But we are also worried that it is not necessarily going to productive activities, or the normal form of industrial expansion, and a lot more of it is going into property and asset values. And is being channeled through shadow banking.

Shadow banking funds money to where the returns are high -- that’s how it functions in the West. Hedge funds, Wall Street create all kinds of innovative products that essentially channel money to where they think there is going to be a lot of money made. And we can have an ethical debate about whether that is good or bad for a country and whether it is a risk.

Question:
Does that money moving into property produce risks?

Answer:
So what happens? Property-based assets soar in value. What happens to GDP? It doesn’t increase. That’s because property asset appreciation doesn’t count as GDP. And then the question is, okay, is this a problem? Not necessarily, as long as this asset is really worth this amount. Because that is what businesses do -- you go around buying assets that you think are under-priced. And then you sell it for something more. And if you are right, you make a lot of money. If you are wrong, you lose money.

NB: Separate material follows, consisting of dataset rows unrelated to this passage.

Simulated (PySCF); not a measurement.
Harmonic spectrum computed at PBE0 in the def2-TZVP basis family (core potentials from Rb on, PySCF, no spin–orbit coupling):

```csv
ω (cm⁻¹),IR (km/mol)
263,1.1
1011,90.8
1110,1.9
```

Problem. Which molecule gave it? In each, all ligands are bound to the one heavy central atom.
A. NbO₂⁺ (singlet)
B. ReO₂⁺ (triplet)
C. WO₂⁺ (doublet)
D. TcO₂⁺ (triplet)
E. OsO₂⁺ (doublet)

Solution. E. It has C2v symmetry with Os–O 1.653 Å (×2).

The question then becomes are these land-based assets really worth this 500-600 percent increase [over the last ten years]. If it is, bonanza, you are rich. Households have gotten rich. And the risk if there is one, is people who bought in the last couple years. And if the prices fall a lot, they could lose a lot. But for people who bought their apartments in 2004 or 2005, there is no way that the prices could fall enough for them to actually come out a loser. It is impossible. Maybe it is too high by ten or fifteen percent and maybe prices have to stabilize. But for it to be destabilizing it would have to fall 50 percent. Is that logical? Clearly it’s not.

Question:
What prevents property values from falling dramatically?

Answer:
There are 1.4 billion Chinese and they’re moving into urban areas, and though urbanization has slowed, it’s still going to go up.

Why has it slowed? Because a lot of people who migrated from rural areas or the interior have gone back, because it’s so expensive, and they can get good jobs now, while they couldn’t 10 years ago.

Ultimately what’s going to happen? The rural ownership of land is going to become trade-able in some way. Rural residents will sell the land use rights, and they’ll get a bundle for that. And then the question will be different. I now have a bundle of money. Where do I go? Where the jobs are higher paid. If China gets it right, they will go and move a lot. And they’ll move in many cases to the biggest cities, because that’s where the best jobs are.
 
Last edited:

manqiangrexue

Brigadier
My bad, I did a not finished correction.

Not the GDP getting negative (at this moment) but the return of the new marginal debt.

This happened in Japan,USA,and this will ( or happened) in China.

The point is simple : if the economy underdeveloped then any new investment ( say combined harvester machine) increase the productivity ( and GDP) dramatically, but there is an n-th harvester that will have 0 return, and after that the following ones will have negative return.

The manufacturer can make cobined harvesters for stock, and if it can get cheap loan then it can roll over the debt for infinite time, and even if it growing the production can contribute posivily to the GDP. The company can do it until it can not get any more financing. At that point the GDP will take a big hit.


This was the issue with the socialist block in the 70/80s. Negative return on the marginal investments/ debts.

The above example can be done with diferent combination of tools, but the common element is the exploding need of financing.

The exploding need of new debt in china can be ( or is ) the mark of the hiden negaive return on marginal investment.


But I can point out the fact ten years ago less ammount of new debt created twice as much GDP as today.

The exploding new debt is never a good sign.

C'mon, Pettis talking about this for 10 years : )
As long as your conclusion is that China's GDP will keep growing at the government set pace, none of your arguments has substance. It's like complaining about the food at a restaurant while eating there every day.

If you wanna debate about something, then you need to set out the precise negative consequences that you expect to see on the Chinese GDP in a well-defined span of time, and it should be very near-term because nobody wants to go on a 20 year imagination journey with you.